Keep the wine on ice
Foes of deregulation were not the only ones miffed at the FCC's generally merger-friendly ownership studies last week (see story, page 10). Some communications attorneys are bemoaning the deadlines for comments and replies. With those attorneys likely having to burn the midnight oil to put the finishing touches on their arguments, particularly given the stakes involved, the Dec. 2 comment deadline—the Monday after Thanksgiving—and the Jan. 2 reply deadline could mean a harried holiday season. "That's sadistic," said one unhappy camper. The FCC says it is sticking with the dates, which are 60 and 90 days after the studies came out and just happened to fall where they did.—J.E.
Shhh...it's in HD
The availability of a program in HD used to be big news, worthy of press releases and excitement, but it looks like the networks are beginning to "soft-launch" HD programming. HBO decided that next year's season of Six Feet Under
(below) will be in HDTV, but don't look for it to make a big deal over it. And that came less than a week after NBC began broadcasting ER
in HDTV in a launch so soft that stations learned about it from a memo the morning of the broadcast. Even NBC executives couldn't confirm the next day that the broadcast was in HD, although station executives could.—K.K.
Nets eye rings
ABC, CBS, NBC and Turner have had meetings in Switzerland with International Olympic Committee officials to discuss the bidding process for the 2010 and 2012 games. Sources say each company pitched the IOC on how their companies could "further grow and promote the Olympics." IOC officials were also curious how each company planned to integrate new media into the coverage. Sources say it's likely the rights to the '10 and '12 games will be a package deal. Negotiations start within the next year, but the networks want to wait until at least July 2003, when the venue for the '10 games will be awarded. IOC officials promise a "completely open bidding process," says one network source, where everyone will get a chance to bid. That would contrast with NBC's 2000-'08 preemptive strike. Fox was not present but has held separate meetings with the IOC.—S.M.
Churn at Charter
So, will Paul Allen (above) save Charter? Investors pounded the cable company's stock to an all-time low of $1.41 per share after the company cautioned last Wednesday that the third quarter wouldn't come in quite as planned. (Cash-flow growth is 0.7 points short of the 13.7% promised. Horrors.) Then, on Friday, the Street was furiously buzzing that CEO Carl Vogel had resigned. (Not true.) That then shifted to rumors that CFO Kent Kalkwarf had resigned. (Not true.) Now everyone is waiting for the outcome of a meeting between Vogel and Charter megabillionaire Chairman Allen this week in Seattle. The long-scheduled meeting will have a new topic: Is Allen going to do anything more than tease investors that he might throw new money Charter's way?–J.M.H.

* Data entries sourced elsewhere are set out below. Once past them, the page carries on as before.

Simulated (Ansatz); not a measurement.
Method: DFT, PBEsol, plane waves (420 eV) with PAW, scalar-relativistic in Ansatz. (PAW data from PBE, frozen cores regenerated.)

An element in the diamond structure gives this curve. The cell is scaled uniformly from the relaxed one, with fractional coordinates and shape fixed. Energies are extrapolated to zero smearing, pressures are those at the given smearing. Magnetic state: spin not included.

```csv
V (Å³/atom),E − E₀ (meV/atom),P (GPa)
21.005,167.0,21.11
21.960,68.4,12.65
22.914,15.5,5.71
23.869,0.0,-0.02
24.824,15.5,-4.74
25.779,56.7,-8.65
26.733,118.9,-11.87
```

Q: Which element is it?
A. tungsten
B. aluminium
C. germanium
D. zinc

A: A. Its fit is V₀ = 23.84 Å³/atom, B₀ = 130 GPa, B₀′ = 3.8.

The agency appears deadlocked on broadcasters' digital cable carriage rights. A few weeks ago, they seemed set on a rulemaking that rejected dual analog/digital carriage during the DTV transition but tentatively concluded that stations are entitled to carriage of all free channels. Sources say the split pits Commissioners Michael Copps and Kevin Martin, who favor full carriage rights, against Michael Powell and Kathleen Abernathy, who oppose any mandate until the constitutionality of such a move is clear.—B.M.